Pull to refresh

CacheBrowser experiment: bypassing the Chinese firewall without a proxy by caching content

Level of difficultyMedium
Reading time7 min
Views918
Original author: Иван Сергеев

Today, a significant portion of all content on the Internet is distributed with the use of CDNs (Content Delivery Networks). At the same time, there is no research on how various censors extend their influence on such networks. Scientists from the University of Massachusetts analyzed possible methods of blocking CDN content using the example of the practices of the Chinese authorities, and also developed a tool to bypass such blocks.

We (specialists from proxy service) have prepared an overview material with the main conclusions and results of this experiment (translate of this material).

Introducion

Censorship is a global threat to freedom of speech on the Internet and free access to information. This is largely possible due to the fact that the Internet has borrowed the “end‑to‑end communication” model from the telephone networks of the 1970s. This allows you to block access to content or user communication without serious effort or cost simply based on the IP address. There are several ways to do it, from blocking the address with prohibited content itself to blocking the possibility for users to even find it out using manipulations with DNS.

However, the development of the Internet has also led to the emergence of new ways to disseminate information. One of them is the use of cached content to improve performance and speed up communications. Today, CDN providers handle a significant amount of all traffic in the world — just Akamai, the leader in this segment, accounts for up to 30% of global static web traffic.

A CDN network is a distributed system for delivering Internet content at maximum speed. A typical CDN network consists of servers in various geographical locations that cache content in order to “give” it to those users that are closest to this server. This allows you to significantly increase the speed of online communication.

In addition to improving the quality of service for end users, CDN hosting helps content creators scale their projects, reducing the load on infrastructure.

Censoring CDN content

Despite the fact that CDN traffic already accounts for a significant proportion of all information transmitted via the Internet, there is still almost no research on how censors in the real world approach its control.

The authors of the study began by researching censorship techniques that can be applied to CDNs. Then they studied the real mechanisms used by the Chinese authorities.

First, let's talk about possible censorship methods and the possibility of using them to control CDNs.

Filtering by IP

This is the simplest and most inexpensive Internet censorship technique. Using this approach, the censor determines and blacklists the IP addresses of resources hosting prohibited content. Then the controlled Internet providers stop delivering packets sent to such addresses.

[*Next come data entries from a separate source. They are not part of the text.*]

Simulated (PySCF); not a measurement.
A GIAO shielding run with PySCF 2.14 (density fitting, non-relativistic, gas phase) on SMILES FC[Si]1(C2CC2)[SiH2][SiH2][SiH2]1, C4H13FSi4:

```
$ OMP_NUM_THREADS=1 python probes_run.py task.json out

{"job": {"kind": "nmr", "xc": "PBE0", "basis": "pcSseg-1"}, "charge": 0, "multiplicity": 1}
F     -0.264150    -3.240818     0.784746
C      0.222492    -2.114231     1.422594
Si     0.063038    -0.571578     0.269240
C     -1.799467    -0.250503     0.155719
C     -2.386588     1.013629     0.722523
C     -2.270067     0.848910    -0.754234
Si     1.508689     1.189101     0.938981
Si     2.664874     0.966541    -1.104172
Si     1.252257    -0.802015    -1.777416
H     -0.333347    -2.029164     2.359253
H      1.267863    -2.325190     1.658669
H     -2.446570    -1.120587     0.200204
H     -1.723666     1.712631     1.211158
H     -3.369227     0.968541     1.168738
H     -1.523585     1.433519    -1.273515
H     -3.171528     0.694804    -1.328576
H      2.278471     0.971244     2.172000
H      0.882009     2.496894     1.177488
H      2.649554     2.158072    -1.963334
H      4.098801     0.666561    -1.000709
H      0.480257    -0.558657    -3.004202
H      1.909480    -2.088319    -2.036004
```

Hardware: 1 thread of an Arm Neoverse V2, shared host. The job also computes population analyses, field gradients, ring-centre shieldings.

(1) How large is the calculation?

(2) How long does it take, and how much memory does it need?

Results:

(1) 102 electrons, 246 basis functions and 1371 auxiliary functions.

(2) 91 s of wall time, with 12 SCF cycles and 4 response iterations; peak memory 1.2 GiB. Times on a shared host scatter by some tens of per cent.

P‑based blocking is one of the most common methods of Internet censorship. Most commercial network devices are equipped with functions to implement such blocks without serious computing costs.

However, this method is not very suitable for blocking CDN traffic due to some properties of the technology itself:

  • Distributed caching — to ensure the best availability of content and optimize performance, CDN networks cache user content on a large number of edge servers placed in geographically distributed locations. To filter such content based on IPs, the censor will need to find out the addresses of all edge servers and blacklist them. This will affect the main properties of the method, because its main advantage is that in the usual scheme, blocking one server allows you to “cut off” access to prohibited content for a large number of people at once.

  • Shared IPs — commercial CDN providers share their infrastructure (i.e. edge servers, mapping system, etc.) between multiple clients. As a result, the prohibited CDN content is uploaded from the same IP addresses as the non‑prohibited content. As a result, any attempt to filter IPs will lead to a huge number of sites and content, that censors are not interested in, to be blocked.

  • Highly dynamic IP assignment — to optimize load balancing and improve the quality of service, edge servers and end users are mapped very quickly and dynamically. For example, Akamai updates the returned IP addresses every minute. This will make it almost impossible to link addresses with prohibited content.

DNS interference

In addition to IP filtering, DNS interference is another popular way of censoring. This approach implies that the actions of censors are aimed at ensuring that users do not find out the IP addresses of resources with prohibited content at all. That is, the intervention is at the domain name resolution level. There are several ways to do it, including hacking DNS connections, using DNS poisoning techniques, and blocking DNS requests to banned sites.

This is a very effective way of blocking, but it can be bypassed if you use non‑standard DNS resolution methods, for example, out‑of‑band channels. Therefore, censors usually combine DNS blocking with IP filtering. But, as it was mentioned above, IP filtering is not effective for censoring CDN content.

URL/Keywords filtering using DPI

Modern network activity monitoring equipment can be used to analyze specific URLs and keywords in transmitted data packets. This technology is called DPI (deep packet inspection). Such systems find mentions of forbidden words and resources, after which interference in online communication happens. As a result, the packets are simply dropped.

This method is effective, but it is more complex and resource‑intensive, since it requires defragmentation of all data packets sent within certain streams.

CDN content can be protected from such filtering in the same way as “regular” content — in both cases, the use of encryption (i.e. HTTPS) helps.

In addition to using DPI to search for keywords or URLs of prohibited resources, these tools can be used for more advanced analysis. These methods include statistical analysis of online/offline traffic and analysis of identification protocols. These methods are extremely resource‑intensive and at the moment there is simply no evidence of their use by censors to a sufficiently serious extent.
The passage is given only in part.